Project: Hilton Imperial Dubrovnik
Originally built in the 1890s, the Hilton Imperial Dubrovnik played host to a cachet of international clientele throughout the 20th and 21st century, offering French Riviera glamour and feel to a wealth of international guests and Mediterranean cruise liners. During the Yugoslav war, the hotel was shelled and used to house refugees. The hotel was subsequently brought back to active life in 2005, and most recently was renovated under the watchful eye of design house Goddard Littlefair.

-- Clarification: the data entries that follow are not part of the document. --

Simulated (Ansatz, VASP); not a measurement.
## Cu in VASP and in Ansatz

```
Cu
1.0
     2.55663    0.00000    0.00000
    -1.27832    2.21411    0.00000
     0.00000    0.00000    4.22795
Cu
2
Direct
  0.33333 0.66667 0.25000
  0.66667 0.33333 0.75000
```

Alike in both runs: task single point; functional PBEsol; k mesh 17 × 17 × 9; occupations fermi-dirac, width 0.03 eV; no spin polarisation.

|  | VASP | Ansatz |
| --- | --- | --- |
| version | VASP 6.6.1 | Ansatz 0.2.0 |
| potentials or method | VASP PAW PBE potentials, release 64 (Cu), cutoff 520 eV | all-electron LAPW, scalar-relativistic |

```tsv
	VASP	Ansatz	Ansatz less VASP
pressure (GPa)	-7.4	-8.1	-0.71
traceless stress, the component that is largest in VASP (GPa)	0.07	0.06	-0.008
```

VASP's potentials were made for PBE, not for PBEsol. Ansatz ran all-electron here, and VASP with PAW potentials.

ARTIQ worked closely with Goddard Littlefair to develop a series of original artworks and prints for the reception, bar, lounge, corridors and guestrooms. Focussing on context, locale and authenticity, the collection features an outstanding array of work by local Croatian artists, including Antonia Čačić, Raul Perčič and Branka Ridicki.
Behind the desk, set within timber-panelled wall surround, is a triptych of artworks by Croatian artist Antonia Čačić, specially-commissioned for the project by ARTIQ. The 3m-long abstract triptych incorporates a palette of soft hues inspired by the colours of the Dalmatian coast and provides an impressive statement piece for guests on arrival, elegantly communicating a sense of place
The Imperial Bar
Three more commissioned works by Antonia Čačić can be seen in The Imperial Bar. This series sits within bespoke brass screens. ARTIQ worked closely with the artist and Goddard Littlefair to create a work entirely bespoke to the design. The artist uses a Mediterranean colour palette to create an ethereal depiction of the local seascape.
Further artwork in the bar area includes a series of 12 specially-commissioned monochrome photograms of local flowers by ARTIQ’s in-house studio artist. Printed as negatives and arranged on unique, vertical-rod brass picture rails, the work offers a unique and contemporary nod to the surrounding environment of the hotel
In the guestrooms hang a combination of prints by Raul Perčič and another local artist, Branka Ridicki. Hanging squarely above the bed, Branka’s paintings imagine townscapes in abstract composition and were selected for their success in capturing the feeling of Dubrovnik’s winding streets and undulating roof-scapes. Photos and prints of Dubrovnik centre on the sea and seaside life, with blues and oranges giving way to some hints of orange. The pictures hang in pairs with brass picture lights above, whilst the suites feature four works of art each.
The collection for the Executive Lounge features a mix of contemporary artwork and historical pieces and uses a blend of abstract photography and topographical work to offer a feeling of relaxed luxury and eclecticism. The collection is hung using the innovative Salon Hang trend, chosen by ARTIQ’s expert installation team for its ability to inspire conversation and sharing
In the corridors hang pairs of prints by Raul Perčič and Antonia Čačić, paired with vibrant photography of scenes of Dubrovnik. Selected for their similarities in composition and tonal qualities, the series captures vignettes of local scenery and life.